Why programmers underestimate timing

development, estimation
Why programmers underestimate timing

In today's world time - it is the most expensive and in demand resource. Everyone wants to know the exact term, everyone wants this period to be as short as possible, and the result is as good as possible. Custom software development is no exception.

The well-known joke "Ask the programmer about the term and multiply the answer by π" has a number of serious reasons. In this article we will try to understand why the developers underestimate terms and how to help them achieve a realistic timing.

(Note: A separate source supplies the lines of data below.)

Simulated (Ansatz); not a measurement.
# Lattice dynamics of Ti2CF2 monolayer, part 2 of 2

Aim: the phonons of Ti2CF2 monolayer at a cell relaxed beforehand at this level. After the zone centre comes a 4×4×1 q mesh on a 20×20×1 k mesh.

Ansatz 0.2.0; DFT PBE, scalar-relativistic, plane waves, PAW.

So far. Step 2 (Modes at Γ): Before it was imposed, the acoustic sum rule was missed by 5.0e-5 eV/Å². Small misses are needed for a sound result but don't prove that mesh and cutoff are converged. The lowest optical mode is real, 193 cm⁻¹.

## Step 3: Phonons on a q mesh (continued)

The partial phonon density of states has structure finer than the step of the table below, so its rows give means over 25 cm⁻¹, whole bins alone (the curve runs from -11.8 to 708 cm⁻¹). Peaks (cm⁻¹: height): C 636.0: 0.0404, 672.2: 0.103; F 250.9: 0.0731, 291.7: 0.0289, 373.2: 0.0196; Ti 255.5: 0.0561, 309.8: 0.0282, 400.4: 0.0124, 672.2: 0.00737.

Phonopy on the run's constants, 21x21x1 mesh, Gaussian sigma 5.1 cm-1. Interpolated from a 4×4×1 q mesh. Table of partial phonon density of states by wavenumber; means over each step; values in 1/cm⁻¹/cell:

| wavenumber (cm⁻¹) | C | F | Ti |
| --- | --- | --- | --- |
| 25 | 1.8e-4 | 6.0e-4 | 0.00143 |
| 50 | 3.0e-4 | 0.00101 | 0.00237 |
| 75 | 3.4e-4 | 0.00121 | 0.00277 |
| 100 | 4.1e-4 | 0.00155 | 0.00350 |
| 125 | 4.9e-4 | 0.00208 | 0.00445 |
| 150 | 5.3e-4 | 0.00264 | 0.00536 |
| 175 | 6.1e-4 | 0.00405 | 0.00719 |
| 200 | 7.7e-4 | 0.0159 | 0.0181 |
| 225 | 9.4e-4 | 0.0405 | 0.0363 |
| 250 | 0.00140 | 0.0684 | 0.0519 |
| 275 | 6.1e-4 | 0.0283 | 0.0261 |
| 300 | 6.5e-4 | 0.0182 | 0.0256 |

How many time will it take to read a 300 pages book? 3-4 hours? Yes it will, but only if at this moment your girlfriend doesn't call you, or you do not want to have a bite, or your neighbor does not make noisy repairs. So many "ifs" for such a simple task like reading a book. Programmers' tasks, in turn, require a truly immersive and any distractions make them spend time for returning to the world of abstract entities. So, the first reason for low time estimates: people tend to operate "ideal hours".

Let's go back to reading the book. You were reading for 1 hour when you wanted to sleep. Perhaps yesterday you celebrated a birthday or your blood pressure dropped. But the fact remains the same, your productivity suddenly fell and reading speed fell along with it. Reality does not spare us and we physically can not have perfect state and mood 24/7. Herein lies the cause for the second reason for low time estimates: we think that our working efficiency is always at a high level.

It is difficult to imagine that someone would plan their time in the following way: "Well, I have a task. While executing, I will make one large mistake and two small. Then I will fix a big mistake and send the task for testing. A tester will find two small errors and I will fix them as well". However, unfortunately, in real development process such situation is not rare. The third reason for low time estimates: we expect to get a perfect result without the need for corrections and improvements.

Of course, apart from all mentioned reasons, we have in mind that the tasks themselves are made up perfectly, they do not have "branching" (when one task is suddenly divided into several related), and the requirements spelled out clearly and unambiguously. Otherwise, you should take into consideration the time required for clarification and formalization of the task.

As you can see from our example with the reading of the book, time underestimation is not the prerogative of programmers - it is a common human trait. Competent project manager will take into account our psychological characteristics and adjust the terms accordingly.